11

I have this string in a text file (test.txt):

BLA BLA BLA
BLA BLA
Found 11 errors and 7 warnings

I perform this command:

findstr /r "[0-9]+ errors" test.txt

In order to get just 11 errors string.

Instead, the output is:

Found 11 errors and 7 warnings

Can someone assist?

ohadinho
  • 6,894
  • 16
  • 71
  • 124

3 Answers3

10

findstr always returns every full line that contains a match, it is not capable of returning sub-strings only. Hence you need to do the sub-string extraction on your own. Anyway, there are some issues in your findstr command line, which I want to point out:

The string parameter of findstr actually defines multiple search strings separated by white-spaces, so one search string is [0-9]+ and the other one is error. The line Found 11 errors and 7 warnings in your text file is returned because of the word error only, the numeric part is not part of the match, because findstr does not support the + character (one or more occurrences of previous character or class), you need to change that part of the search string to [0-9][0-9]* to achieve that. To treat the whole string as one search string, you need to provide the /C option; since this defaults to literal search mode, you additionally need to add the /R option explicitly.

findstr /R /C:"[0-9][0-9]* errors" "test.txt"

Changing all this would however also match strings like x5 errorse; to avoid that you could use word boundaries like \< (beginning of word) and \> (end of word). (Alternatively you could also include a space on either side of the search string, so /C:" [0-9][0-9]* errors ", but this might cause trouble if the search string appears at the very beginning or end of the applicable line.)

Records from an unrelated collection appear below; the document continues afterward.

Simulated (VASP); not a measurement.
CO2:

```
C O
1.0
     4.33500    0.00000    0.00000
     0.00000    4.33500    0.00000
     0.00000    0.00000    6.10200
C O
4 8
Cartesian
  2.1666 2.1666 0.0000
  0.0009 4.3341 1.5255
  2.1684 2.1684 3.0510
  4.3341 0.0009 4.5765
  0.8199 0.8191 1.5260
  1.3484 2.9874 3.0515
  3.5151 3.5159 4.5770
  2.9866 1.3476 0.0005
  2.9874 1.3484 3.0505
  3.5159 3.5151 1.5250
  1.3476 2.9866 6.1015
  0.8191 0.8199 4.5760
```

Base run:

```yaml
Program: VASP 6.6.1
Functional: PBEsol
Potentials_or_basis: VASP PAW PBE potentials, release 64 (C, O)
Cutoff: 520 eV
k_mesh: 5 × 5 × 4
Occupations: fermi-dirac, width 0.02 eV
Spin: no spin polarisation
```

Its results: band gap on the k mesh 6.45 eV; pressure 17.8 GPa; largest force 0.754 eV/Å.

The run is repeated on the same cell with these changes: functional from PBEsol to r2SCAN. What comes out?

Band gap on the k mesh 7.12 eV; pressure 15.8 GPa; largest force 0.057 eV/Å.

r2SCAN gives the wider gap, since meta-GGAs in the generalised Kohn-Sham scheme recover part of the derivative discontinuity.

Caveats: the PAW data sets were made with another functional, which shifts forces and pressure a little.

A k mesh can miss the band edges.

So regarding all of the above, the corrected and improved command line looks like this:

findstr /R /C:"\<[0-9][0-9]* errors\>" "test.txt"

This will return the entire line containing a match:

Found 11 errors and 7 warnings

If you want to return such lines only and exclude lines like 2 errors are enough or 35 warnings but less than 3 errors, you could of course extend the search string accordingly:

findstr /R /C:"^Found [0-9][0-9]* errors and [0-9][0-9]* warnings$" "test.txt"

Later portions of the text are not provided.